Johnny Depp and Vanessa Paradis Split Rumor: Why Cohabitation Doesn't Always Work

Are Couples Choosing Cohabitation For The Right Reasons?

Johnny Depp and Vanessa Paradis, his partner of 14 years and the mother of their two children, are rumored to be splitting up, according to multiple sources including Hello Magazine. Depp once explained that he chose not to marry Paradis because "I never found myself needing that piece of paper. Marriage is really from soul to soul, heart to heart. You don't need somebody to say, OK you're married," he told Extra.

Depp and Paradis are not alone in opting for cohabitation over marriage, and given the decline of U.S. marriage rates -- they hit all-time low of 51 percent according to a December report released by the PEW Research Center and dropped five percent between 2009 and 2010 alone -- it's not terribly surprising that co-habitation has become more and more popular. The U.S. Census Bureau reported that a full 45 percent of U.S. households were unmarried in 2010. The results of a new survey examining the reasons people give for living together show that popular reasons vary from fear of divorce to financial risk -- reasons that, upon closer examination, don't make a lot of sense.

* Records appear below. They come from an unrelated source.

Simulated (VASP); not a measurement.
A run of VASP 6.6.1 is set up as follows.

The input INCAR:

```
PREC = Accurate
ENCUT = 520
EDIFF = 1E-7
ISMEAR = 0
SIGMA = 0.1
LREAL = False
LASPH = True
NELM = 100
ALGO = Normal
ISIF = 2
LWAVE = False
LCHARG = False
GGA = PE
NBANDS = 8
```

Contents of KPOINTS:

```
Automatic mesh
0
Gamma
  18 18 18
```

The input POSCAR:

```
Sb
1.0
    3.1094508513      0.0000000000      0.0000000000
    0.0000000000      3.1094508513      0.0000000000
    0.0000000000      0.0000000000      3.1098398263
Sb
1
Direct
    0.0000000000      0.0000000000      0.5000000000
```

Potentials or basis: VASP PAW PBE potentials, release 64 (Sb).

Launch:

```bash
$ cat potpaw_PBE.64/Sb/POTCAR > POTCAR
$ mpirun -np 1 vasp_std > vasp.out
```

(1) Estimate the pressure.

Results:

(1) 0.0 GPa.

The survey, conducted by researchers from Cornell and The University of Central Oklahoma, polled 61 cohabitating couples between the ages of 18 and 36 in Columbus, Ohio, about why they chose not to marry. Sixty-seven percent of the women surveyed cited a fear of divorce and the emotional and social fallout as a reason they weren't married, TIME reported, with the most popular specific fears being a desire to "do it right" and marry only once, living together being a "test drive" for the real thing (Depp's reasoning, that marriage is "from soul to soul." didn’t make the list). The study also found a correlation between income level and marriage fears: the lower a woman’s income level, the more likely she was to be averse to marriage:

Since working-class women are often the main breadwinners, they were more likely to worry that marriages would be harder and costly to exit. So they preferred to regard their relationship as impermanent.

But if other studies on couples practicing cohabitation are to be believed, living together without marrying is not necessarily the cure-all to their breakup, happiness or financial fears. As HuffPost blogger Vicki Larson points out:

So what's so wrong with living with your boyfriend or girlfriend? Let's forget the studies pointing out the booze (cohabitors drink more), weight (they're heavier) and happiness (they're not quite as happy as married couples but they aren't more miserable, either), because those aren't the issues. Nor are the results of the latest NMP study, "Why Marriage Matters," which predicts doom and gloom for the children of cohabiting couples. .. [a recent] Pew Study finds similar results, at least when it comes to cohabiting couples' economic well-being; they're poorer, and that puts stress on a relationship. A lot of stress.

Cohabitating couples are poorer? That seems to cut into the economic fears participants expressed. Also, government tax incentives to get hitched provide an additional reason to go ahead and tie the knot. Johnny Depp and Vanessa Paradis’s rumored split shows that cohabitating doesn’t keep you from breaking up, either.

The study results make a great case for educating people about other forms committed relationships can take. Lisa Haisha, who blogs for The Huffington Post and is in a self-proclaimed "unconventional marriage," advocates living apart from your spouse as the secret to relationship bliss -- and one million Australian couples (both married and unmarried) would agree with her, according to a 2011 study.

The biggest takeaway from the new Cornell/U.C.O. research is that the majority of reasons expressed for cohabitation were a reaction to fears about failing at marriage. Some suggest that the best solution to happier, more fulfilling relationships is not to place so much emphasis on marriage. As The Gloss's Jessica Pauline Ogilvie said: "If the very idea of it causes fear and stress for a significant portion of people, maybe it should be relegated to something a little more like ... totally optional, rather than the one thing that society says we should all want."

If you are considering moving in with your significant other or have already made that decision, what were your motivations for doing so?